And now we move on to the solanums, which include peppers, potatoes and, of course, tomatoes. I'm actually surprised I don't have more varieties here, as this is generally the one group that inspires even the most restrained gardener to plant more than they have room for!
I'm planning on one whole bed of potatoes this year: the small trial planting did really well last year, and so this year, I'll increase the amount planted. I don't have the varieties listed here, as I'll buy the seed potatoes in bulk from one of the local feed stores. That tends to be the most economical way to buy, as they sell them by the pound. Buying through mail order means buying a larger amount of each variety, plus paying for shipping. And potatoes are heavy! Of course, buying locally means the available varieties are limited, but I'm willing to accept that trade-off.
For tomatoes, I try to plant three different types: a plum tomato for canning (whole and sauce, plus salsa and chili sauce), a "beefstake" type for fresh eating (and the excess also gets canned, of course), and a cherry tomato, since there is no better reward for gardening than walking outside and popping a perfectly ripe, sun-warmed cherry tomato into your mouth.
I've been planting different varieties each year, and I've yet to find a "perfect" variety. Like other crops, I still have some two-year old seed, but I also splurged on new varieties this year, like Stupice for an early producer, and Jaune Coure de Pigeon, a yellow cherry. So, 11 varieties in all, but the 3 old ones may not make the cut, depending on how much space I want to allocate. As tomatoes tend to be gold in terms of neighbourhood currency*, there is no such thing as too many plants ;)
I still have some of my original sweet pepper seed as well, and added two new varieties this year: King of the North (a green to red bell) and Marconi Sweet Red, a red shepherd-type, for a total of five varieties.
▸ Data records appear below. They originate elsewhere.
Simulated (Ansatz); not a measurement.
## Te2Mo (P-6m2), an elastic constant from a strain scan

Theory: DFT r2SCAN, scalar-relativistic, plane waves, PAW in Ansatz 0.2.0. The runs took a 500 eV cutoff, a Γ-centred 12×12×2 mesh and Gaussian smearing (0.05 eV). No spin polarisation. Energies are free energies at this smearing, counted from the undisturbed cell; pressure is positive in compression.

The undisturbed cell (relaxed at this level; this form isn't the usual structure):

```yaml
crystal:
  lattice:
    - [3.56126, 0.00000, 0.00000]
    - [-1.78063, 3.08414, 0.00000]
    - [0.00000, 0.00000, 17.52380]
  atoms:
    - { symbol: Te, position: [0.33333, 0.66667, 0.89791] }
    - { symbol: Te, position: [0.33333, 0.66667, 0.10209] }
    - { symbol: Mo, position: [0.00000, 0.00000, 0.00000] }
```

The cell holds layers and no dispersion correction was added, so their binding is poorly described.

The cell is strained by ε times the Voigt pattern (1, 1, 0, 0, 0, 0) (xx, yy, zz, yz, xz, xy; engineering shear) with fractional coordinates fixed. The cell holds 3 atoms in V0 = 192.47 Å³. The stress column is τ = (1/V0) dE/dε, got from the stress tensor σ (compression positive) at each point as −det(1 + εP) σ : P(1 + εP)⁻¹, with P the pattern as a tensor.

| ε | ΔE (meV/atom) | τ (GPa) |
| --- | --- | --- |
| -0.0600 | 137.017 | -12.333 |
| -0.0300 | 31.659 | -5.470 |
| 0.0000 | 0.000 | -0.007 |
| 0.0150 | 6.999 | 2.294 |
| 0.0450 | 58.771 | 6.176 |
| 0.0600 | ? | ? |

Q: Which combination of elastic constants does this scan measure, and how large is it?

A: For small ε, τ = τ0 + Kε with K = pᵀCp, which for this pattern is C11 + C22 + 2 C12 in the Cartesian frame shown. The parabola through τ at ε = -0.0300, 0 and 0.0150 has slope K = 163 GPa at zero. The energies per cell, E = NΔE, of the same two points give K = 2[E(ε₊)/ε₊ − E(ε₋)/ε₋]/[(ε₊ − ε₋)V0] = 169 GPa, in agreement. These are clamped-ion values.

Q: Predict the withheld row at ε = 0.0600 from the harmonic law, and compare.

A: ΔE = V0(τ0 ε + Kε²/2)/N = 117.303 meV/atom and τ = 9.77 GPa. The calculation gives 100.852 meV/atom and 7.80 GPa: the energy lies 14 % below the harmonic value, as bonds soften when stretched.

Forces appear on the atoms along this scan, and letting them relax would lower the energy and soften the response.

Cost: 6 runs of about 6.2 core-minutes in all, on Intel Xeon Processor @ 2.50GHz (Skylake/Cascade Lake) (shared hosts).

Hot peppers, for some reason, is where I go insane. I want to plant each and every variety I find, which, considering I don't eat a lot of them, boggles the mind! Jalapeno (for salsa) and cayenne (for drying) are mainstays, and I added four other varieties this year. A couple are traditional pickling varieties, and I'm also planting some Ancho peppers, just to see if I can smoke them, dry them and grind them up as chili powder. So, six varieties in total.
Not counting the potatoes, 22 varieties.
I am insane. I really am.
*No, really. I share every year with family, of course, as well as the neighbours on both sides, but I've heard a rumor of someone living down the street who is willing to trade composted horse manure for tomatoes. Sweet!